Brad Wardell's views about technology, politics, religion, world affairs, and all sorts of politically incorrect topics.
How doing what France wants helped cause the Vietnam nightmare
Published on August 28, 2003 By Draginol In Politics
In American politics, presidential candidates like Howard Dean stress the need of getting other countries to like us "again". Do you think that French candidates sweat whether the United States likes France? In fact, the United States has a 200+ year obsession with wanting other countries to like us or to accept us.

The upper crusts of the American life have traditionally felt scorn and embarrassment at the "crass" culture of the United States. In the United States, the middle class has always ruled the day. And to those elites, who consider their tastes and intellects much more refined, such a situation is abhorrent.

As a result, American leaders, particularly on the left, have generally gone to great lengths to appease "their betters" in Europe and in particular western Europe. Most Americans have no idea how much we have suffered as a result of politicians, like Howard Dean, wanting to be accepted and liked by countries like France.

Let's take Vietnam as an example since those who want us to do what France would have us do use to compare the situation with Iraq with. The implication is, if we just listened to the wise, sagely advice of our "allies" in France we wouldn't be in this "Vietnam-like" mess.

But Vietnam, in a nutshell, was a result of trying to placate the French. The more you know the history, the more infuriating it gets. In 1944, the OSS worked with Vietnamese nationals such as Ho Chi Min against the Japanese. We trained them to try to help liberate Indochina from the Japanese in World War II.

But where things get interesting is France's behavior. It's not commonly known that France was an Axis power for most of World War II. "Vichy France" is treated as some sort of puppet but it was an active participant in World War II as an Axis power. Most history books gloss over France's behavior in South East Asia. But in fact, France actively aided the Japanese, a fellow Axis power, in Indochina. Most people aren't aware of this, they think after France got taken out in 1940 that they were essentially like a chess piece off the board. In actuality they switched sides and from 1940 to 1944 they fought for the Germans and Japanese. Only after those bloody Anglo-Saxxons (UK/USA) conquered, er liberated France for Charles De Gaulle (and boy he sure showed his appreciation didn't he?) and his small contingent of "Free French" did France nominally return to being an "ally". And that was in the last 6 months or so of the war in Europe.

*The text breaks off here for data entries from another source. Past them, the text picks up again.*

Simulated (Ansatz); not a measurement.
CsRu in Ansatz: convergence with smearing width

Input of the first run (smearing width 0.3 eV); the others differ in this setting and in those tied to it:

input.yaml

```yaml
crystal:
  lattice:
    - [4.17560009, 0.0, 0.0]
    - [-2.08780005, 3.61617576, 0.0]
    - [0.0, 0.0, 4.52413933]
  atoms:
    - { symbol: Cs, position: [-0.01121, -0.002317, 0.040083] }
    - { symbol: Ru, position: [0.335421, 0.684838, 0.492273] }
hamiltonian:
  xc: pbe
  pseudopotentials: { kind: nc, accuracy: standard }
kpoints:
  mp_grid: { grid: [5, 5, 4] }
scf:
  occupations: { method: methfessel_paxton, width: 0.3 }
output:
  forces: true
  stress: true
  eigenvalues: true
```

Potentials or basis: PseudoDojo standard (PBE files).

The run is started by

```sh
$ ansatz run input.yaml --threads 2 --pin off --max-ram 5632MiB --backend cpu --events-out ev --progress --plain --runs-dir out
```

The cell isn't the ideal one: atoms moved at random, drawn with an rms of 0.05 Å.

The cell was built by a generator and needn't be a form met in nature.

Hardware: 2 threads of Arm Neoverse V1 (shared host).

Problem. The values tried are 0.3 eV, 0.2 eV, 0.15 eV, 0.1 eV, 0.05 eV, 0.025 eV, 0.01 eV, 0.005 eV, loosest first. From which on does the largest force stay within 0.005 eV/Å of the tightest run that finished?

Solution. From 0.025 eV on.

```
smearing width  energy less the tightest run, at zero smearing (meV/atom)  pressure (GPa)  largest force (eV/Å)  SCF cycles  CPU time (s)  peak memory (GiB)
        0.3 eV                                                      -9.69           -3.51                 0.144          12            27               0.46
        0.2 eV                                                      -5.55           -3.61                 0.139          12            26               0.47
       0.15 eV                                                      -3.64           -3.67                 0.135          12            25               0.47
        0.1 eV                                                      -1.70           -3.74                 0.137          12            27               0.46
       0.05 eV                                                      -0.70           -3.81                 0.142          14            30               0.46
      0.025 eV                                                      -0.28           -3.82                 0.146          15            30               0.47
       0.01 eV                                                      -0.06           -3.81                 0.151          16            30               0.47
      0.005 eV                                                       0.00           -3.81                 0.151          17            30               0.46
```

This is important because it sets up everything that happened next. So World War II ends and in the chaos that followed in Indochina, Ho Chi Min, an ally of the United States, sets up the Republic of Vietnam...

And then the French return.

Unlike Britain who started freeing its colonies and the United States who made the Philippines an independent country in 1946, the French wanted to keep their empire and fought tooth and nail before losing it.

The first thing the French did when they got back in force to Vietnam was arm the un-repatriated Japanese troops to "police" the population. Think about that. After fighting for their freedom from brutal Japanese occupiers while the Vichy French stood back and let it happen, the French return and rather than make clear that thought the Axis was an evil thing, they arm the Japanese again. They only stopped doing this because the Americans and British threw a fit about it. Most Americans on the ground believed that the French had no business in Indochina after their behavior during the war. They had seen the bravery and nationalism of the Vietnamese. To put it in perspective, Italy lost more troops fighting on behalf of the allies than the French did and Italy wasn't given back their various overseas possessions. But having France like us was apparently more important than doing the right thing in Indochina at the time.

Eventually France alienated Ho Chi Min who fled to the hills and began a guerilla war. The United States, wanting to support its "ally" France intervened in increasing ways which culminated in what we call the Vietnam war.

The United States, by no means, is blameless in the matter. But if we're going to start comparing the current situation with Iraq with Vietnam then let's not cherry pick. Let's remember that the whole ugly mess was largely caused by doing what France wanted. Hoping that they would like us more if we did.

update: The commenting system seems to be a bit messed up, should be fixed soon  In the meantime, you can email me and I'll try to respond in a follow-up.

update 2: okay, commenting fixed. comment away!

Comments (Page 1)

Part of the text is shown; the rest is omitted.